The central bank said it continued to see the risks to economic outlook and employment as “nearly balanced” but added that it was “monitoring developments abroad”, a sign that the Fed is still on a state of alert over how slower growth might impinge on the US economy.

Most officials still believe it will raise rates this year, indicating that they expect their concerns about international developments to be short-lived and that they intend to proceed with long-signalled plans to raise rates after seven years of reductions following the financial crisis.

On the Fed’s policy-making committee, 13 of the 17 members expect the Fed to raise rates by at least a quarter point this year; six members of the rate-setting committee forecast an even larger increase.

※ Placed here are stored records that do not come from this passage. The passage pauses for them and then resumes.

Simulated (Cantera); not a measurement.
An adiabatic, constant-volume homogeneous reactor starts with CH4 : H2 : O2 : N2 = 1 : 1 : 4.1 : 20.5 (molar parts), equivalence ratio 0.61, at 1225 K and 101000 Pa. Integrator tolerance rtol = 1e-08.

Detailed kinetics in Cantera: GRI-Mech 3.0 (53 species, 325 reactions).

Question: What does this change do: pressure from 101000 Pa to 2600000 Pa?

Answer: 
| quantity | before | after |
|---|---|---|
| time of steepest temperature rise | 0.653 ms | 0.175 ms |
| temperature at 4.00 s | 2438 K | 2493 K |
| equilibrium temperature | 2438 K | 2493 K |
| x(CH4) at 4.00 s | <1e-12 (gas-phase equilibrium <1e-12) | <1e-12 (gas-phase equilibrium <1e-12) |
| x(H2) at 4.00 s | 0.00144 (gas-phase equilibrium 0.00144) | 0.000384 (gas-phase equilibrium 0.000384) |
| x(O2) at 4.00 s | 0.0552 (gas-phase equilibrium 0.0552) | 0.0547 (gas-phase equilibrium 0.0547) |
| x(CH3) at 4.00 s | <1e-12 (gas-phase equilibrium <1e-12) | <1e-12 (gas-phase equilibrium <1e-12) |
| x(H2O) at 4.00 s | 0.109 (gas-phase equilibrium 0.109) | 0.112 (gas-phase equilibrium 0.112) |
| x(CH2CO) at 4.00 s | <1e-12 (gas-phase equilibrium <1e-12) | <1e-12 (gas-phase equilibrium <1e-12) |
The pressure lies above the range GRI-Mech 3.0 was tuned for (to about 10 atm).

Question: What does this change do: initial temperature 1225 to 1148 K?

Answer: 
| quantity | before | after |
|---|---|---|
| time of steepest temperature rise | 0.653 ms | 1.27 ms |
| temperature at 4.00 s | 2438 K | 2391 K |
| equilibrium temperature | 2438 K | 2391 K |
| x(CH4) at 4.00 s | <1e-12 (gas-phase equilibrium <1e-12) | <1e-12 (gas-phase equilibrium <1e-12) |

Jeffrey Lacker, president of the Federal Reserve Bank of Richmond, voted to raise rates this month, the first time a member of the committee broke ranks this year and disagreed with colleagues.

“I’m not arguing that this economy is perfect by any means, but nor is it on the ropes, requiring the stimulus of low monetary policy interest rates to get it back in the ring,” said Mr Lacker, a regular dissenting voice on older decisions, in a speech on September 4th.

The committee will meet again next month and in December.

US unemployment fell to 5.1 per cent in August – down a percentage point in a year – and economic growth has accelerated but investors have suffered market losses over the past month as fears that the economic slowdown in China will hurt US companies.

‘Transitory effects’

Fed officials believe that employment levels have returned to normal and expect inflation to rise toward the 2 per cent target over the medium term as the labour market improves further and the “transitory effects” of declines in energy and import prices pass.

The central bank had been expected to raise rates already this year in what would have been the first increase since 2006, reversing a policy of flooding the country with cheap money first started in December 2008 during the financial crisis.

Sluggish inflation has complicated the timing of the Fed’s anticipated increase; the rate has been running below 2 per cent for more than three years.

The postponed move comes amid warnings from the International Monetary Fund, the World Bank, the Organisation for Economic Co-operation and Development and high- profile figures such as former US treasury secretary Larry Summers that the global economy was not ready for a rate increase.

William Dudley, president of the Federal Reserve Bank of New York, flagged the Fed’s shift in position, saying that the argument for raising rates in September had become “less compelling”.